I know we’re hearing a lot about David DiBari this week. But here’s the deal: I went to do the reporting and photo shoot for our Easter Pies story, and ended up staying for dinner and discovered the exciting additions to his menu. I figured two stories were in order.
But let’s head back to the first one for a minute. When DiBari sent me his Easter Pie recipe, I knew I couldn’t publish it as he’d written it. He makes massive quantities to serve at his restaurant. I was looking to serve 6 people. So I set about reducing the ratios. That’s fine when it comes to cooking stuff like roast potatoes or meatloaf. But when you’re baking, and there’s a crust and a filling involved, I figured I’d better test. So I did. And it worked out, I must say. Mine is definitely not as pretty as Dave’s. I’m sure you can guess which is which. Let’s just call mine rustic, shall we?
The first step is to make the dough. Start by grating some grana padano cheese. You’re going to need some for the filling, too, so do extra.
Put in a food processor and pulse with flour, cayenne and fennel seeds:
Add four egg yolks, one at a time:
Add heavy cream and pulse until the dough sticks together when you pinch it:
Dump it out onto the counter:
I like to run my the base of my palm along the crumbs to smear them and spread the butter:
Gather the dough into a ball, trying not to work it too much.
Shape into a disc and wrap with plastic. Put in the fridge for at least an hour:
Now make your filling. Get these four ounce packages of sausage.
Dice them up. I separated them and stacked them to make that easier.
Then you mix the filling. Ricotta, eggs, sausage and cheese:
Get out your dough.
No. Mine never comes out even. Ever. Who cares! Lay it on top of the pie dish so that it hangs over at least an inch or two:
Then put your fililng in:
Fold the extra dough over:
Yes, I cut pieces and attached them with a wet pinch. So can you. Bake.
Adapted from David DiBari’s “Easter Pie Everyday”
- For the crust:
- 1/4 pound (1 stick) butter
- 1/4 pound grated Grana Padano cheese (similar to Parmesan)
- 3 cups King Arthur flour
- 1 pinch cayenne pepper
- 2 teaspoons whole fennel seeds
- 4 egg yolks
- 1/2 cups heavy cream
- 1 egg whisked with a splash of milk to brush on pastry
- For the filling:
- 4 ounces Genoa salami, diced
- 4 ounces hot sopressata, diced
- 4 ounces sweet sopressata, diced
- 3 eggs
- 2 cups ricotta
- 1/2 cup Grana Padano cheese, grated
- To make the crust, dice the butter into cubes and put in the refrigerator to keep cold while you measure out the other ingredients. Combine Grana Padano, flour, cayenne and fennel seeds in the bowl of a food processor. Pulse three times to combine.

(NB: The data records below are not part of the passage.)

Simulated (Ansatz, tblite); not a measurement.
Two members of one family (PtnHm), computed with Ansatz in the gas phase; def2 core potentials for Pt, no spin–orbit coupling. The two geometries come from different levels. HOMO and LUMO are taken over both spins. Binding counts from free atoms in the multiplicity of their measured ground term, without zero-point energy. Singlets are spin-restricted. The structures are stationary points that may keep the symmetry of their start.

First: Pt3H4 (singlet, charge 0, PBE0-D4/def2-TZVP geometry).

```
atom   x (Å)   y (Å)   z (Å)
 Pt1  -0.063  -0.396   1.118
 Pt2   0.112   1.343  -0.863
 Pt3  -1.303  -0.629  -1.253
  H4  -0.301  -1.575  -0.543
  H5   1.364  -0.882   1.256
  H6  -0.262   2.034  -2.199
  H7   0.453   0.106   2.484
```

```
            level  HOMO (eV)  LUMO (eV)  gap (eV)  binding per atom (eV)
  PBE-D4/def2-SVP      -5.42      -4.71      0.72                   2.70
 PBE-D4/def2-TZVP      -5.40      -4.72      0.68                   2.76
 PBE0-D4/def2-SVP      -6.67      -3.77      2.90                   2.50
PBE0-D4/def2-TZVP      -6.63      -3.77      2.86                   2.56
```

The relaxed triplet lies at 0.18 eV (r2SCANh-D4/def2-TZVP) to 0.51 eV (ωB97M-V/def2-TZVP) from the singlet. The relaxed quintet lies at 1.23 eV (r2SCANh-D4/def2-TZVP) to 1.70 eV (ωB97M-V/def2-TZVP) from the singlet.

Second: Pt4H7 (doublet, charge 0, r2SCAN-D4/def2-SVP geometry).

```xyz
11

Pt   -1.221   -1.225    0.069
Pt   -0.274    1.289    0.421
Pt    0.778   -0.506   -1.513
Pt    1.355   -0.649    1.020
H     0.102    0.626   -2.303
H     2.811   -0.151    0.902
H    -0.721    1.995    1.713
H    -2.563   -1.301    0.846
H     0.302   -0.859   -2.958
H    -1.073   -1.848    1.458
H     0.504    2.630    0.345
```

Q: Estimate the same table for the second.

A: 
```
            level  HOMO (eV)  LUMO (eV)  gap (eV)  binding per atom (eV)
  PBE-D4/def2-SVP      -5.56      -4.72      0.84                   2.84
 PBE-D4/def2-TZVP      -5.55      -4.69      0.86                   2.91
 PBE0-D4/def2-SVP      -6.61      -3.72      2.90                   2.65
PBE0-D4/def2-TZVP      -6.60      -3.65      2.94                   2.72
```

- Add the butter and pulse until the butter is about the size of peas. Add the egg yolks one at a time and pulse to combine. While the processor is running, pour in heavy cream. The dough will not combine, but should stick together when you press it between your thumb and forefinger.
- Place the dough onto the counter and knead quickly to combine. Do not overwork the dough. (Pretend it is too hot to touch.) Shape the dough into a flat circle and wrap in plastic wrap. Refrigerate for at least one hour.
- Preheat oven to 350 degrees.
- Combine salami and hot and sweet sopressatas. Whisk eggs in a large bowl. Whisk in ricotta and Grana Padano. Add sausage to egg mixture and stir to combine.
- Roll out dough to about a 12 to 14 inch circle, 1/4 inch thick. Place in a 9-inch pie shell, with at least 2 inches hanging over the edge.
- Fill the shell with the egg-meat mixture and smooth down with a spatula. Gently fold the extra dough over and onto the filling, leaving a circle of filling open in the middle.
- Brush the egg-milk wash over the exposed dough to create a shine during baking.
- Bake for 30 to 40 minutes until the filling is set but still jiggling and the crust is golden brown.
- Let rest for at least 2 hours until cool. Refrigerate. Bring to room temperature before serving.